“No one feels safe in their home anymore,” is how my husband’s cousin Nina explained the impact of last summer’s Lebanon War. She lives near Tel Aviv. Last summer she hosted her mother, her husband’s mother, his brother’s family, and several others as almost a dozen people camped out in her modest apartment all summer to escape the rockets raining down on their homes in Israel’s northern cities. The news reports Hezbollah is rearming with even longer range rockets. She worries how her daughter, who has twins and lives on the fifth floor in a Tel Aviv suburb, will get down to the bomb shelter if an attack comes and her husband is not home to help.
Nina did not need the Winograd Report to tell her the war in Lebanon was mishandled and left Israelis feeling much less secure than before the war. Among the lessons that stuck home was the need for more flexibility and the need to train its soldiers to fight a different kind of war now.
I recently returned from visiting Israel and all over the state I saw maneuvers taking place so that the IDF would be better prepared next time. One year later, there is a sense of inevitability that “next time” could occur any time, on any number of fronts.

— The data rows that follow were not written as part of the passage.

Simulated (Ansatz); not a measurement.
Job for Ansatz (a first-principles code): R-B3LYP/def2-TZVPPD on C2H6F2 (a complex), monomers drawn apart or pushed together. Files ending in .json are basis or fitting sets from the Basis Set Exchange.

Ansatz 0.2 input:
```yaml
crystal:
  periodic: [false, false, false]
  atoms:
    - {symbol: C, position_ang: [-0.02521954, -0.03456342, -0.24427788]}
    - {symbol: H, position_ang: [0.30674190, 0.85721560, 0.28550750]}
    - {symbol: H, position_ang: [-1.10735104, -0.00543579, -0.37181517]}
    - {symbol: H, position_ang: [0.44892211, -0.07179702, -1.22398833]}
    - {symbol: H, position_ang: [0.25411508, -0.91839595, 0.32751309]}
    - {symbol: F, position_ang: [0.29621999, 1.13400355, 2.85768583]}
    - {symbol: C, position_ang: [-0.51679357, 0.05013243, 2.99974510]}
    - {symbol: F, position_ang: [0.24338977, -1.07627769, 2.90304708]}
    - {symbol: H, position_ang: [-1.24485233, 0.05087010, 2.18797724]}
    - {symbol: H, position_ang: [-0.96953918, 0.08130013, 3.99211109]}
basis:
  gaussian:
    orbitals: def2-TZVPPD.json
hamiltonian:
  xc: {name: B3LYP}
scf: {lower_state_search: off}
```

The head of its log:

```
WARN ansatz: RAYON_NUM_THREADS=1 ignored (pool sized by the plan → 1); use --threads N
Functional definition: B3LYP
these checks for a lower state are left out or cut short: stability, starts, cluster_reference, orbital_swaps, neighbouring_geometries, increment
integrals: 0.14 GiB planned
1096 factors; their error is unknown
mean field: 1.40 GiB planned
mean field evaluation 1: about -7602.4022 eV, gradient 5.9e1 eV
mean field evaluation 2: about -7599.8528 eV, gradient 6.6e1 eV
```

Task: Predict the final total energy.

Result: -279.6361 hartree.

All this said, claims that Israel lost the war in Lebanon are inaccurate. Here are some of the positive results from last summer’s war:

*Up until last summer Hezbollah operated with impunity right up to the border. Now an expanded UN presence and more active Lebanese Army have created a defacto no-man’s-land, which limits Hezbollah’s ability to reach all but Israel’s most northern communities with its rockets. This summer was largely quiet because Hezbollah had been defanged.
*The Lebanese government, finally realizing the danger Hezbollah poses to its own viability, is fighting extremist elements in the refugee camps.
*Iran’s role in fermenting conflict has become more transparent, which is leading such nations as Russia, China, and France to become less obstructionist or more vigorous in international efforts to curb Iran.

These are some of the reasons Times of London commentator Tim Hames suggests that Israel is safer now than at any time in the last 25 years. (He also credits the often maligned security barrier that has successfully barred suicide terrorists from entering Israel.)
There is another reason Israel won the war last summer. Hezbollah, and all the other terrorists, think that terror undermines people’s will. Just the opposite is true for Israelis. This summer I met kibbutzniks making an arid landscape bloom with just trickles of water, engineers whose ingenuity is sprouting skyscrapers that sport the names of every major IT company, average Israelis making the most of every minute of life at the beach with their families, and neighbors volunteering their time to make life better for others.
There is something to be said for compartmentalization. The result is an optimistic, creative, and dynamic Israeli society that is willing to share its gifts to its neighbors. All Israel wants in exchange is for its neighbors to accept its right to exist. Most Israelis have been willing to trade land for peace for some time now. Despite Lebanon War and current Palestinian strife, most Israelis still want peace and are willing to accept a Palestinian State.
The final lesson from last summer’s war is this: Israel is not going away, no matter how unsafe they feel in their homes, no matter what Israel’s enemies will do. The question is: will the forces that realize this in the Arab camp also realize it is in their best interest to finally recognize Israel’s existence and make a peace that can be mutually productive?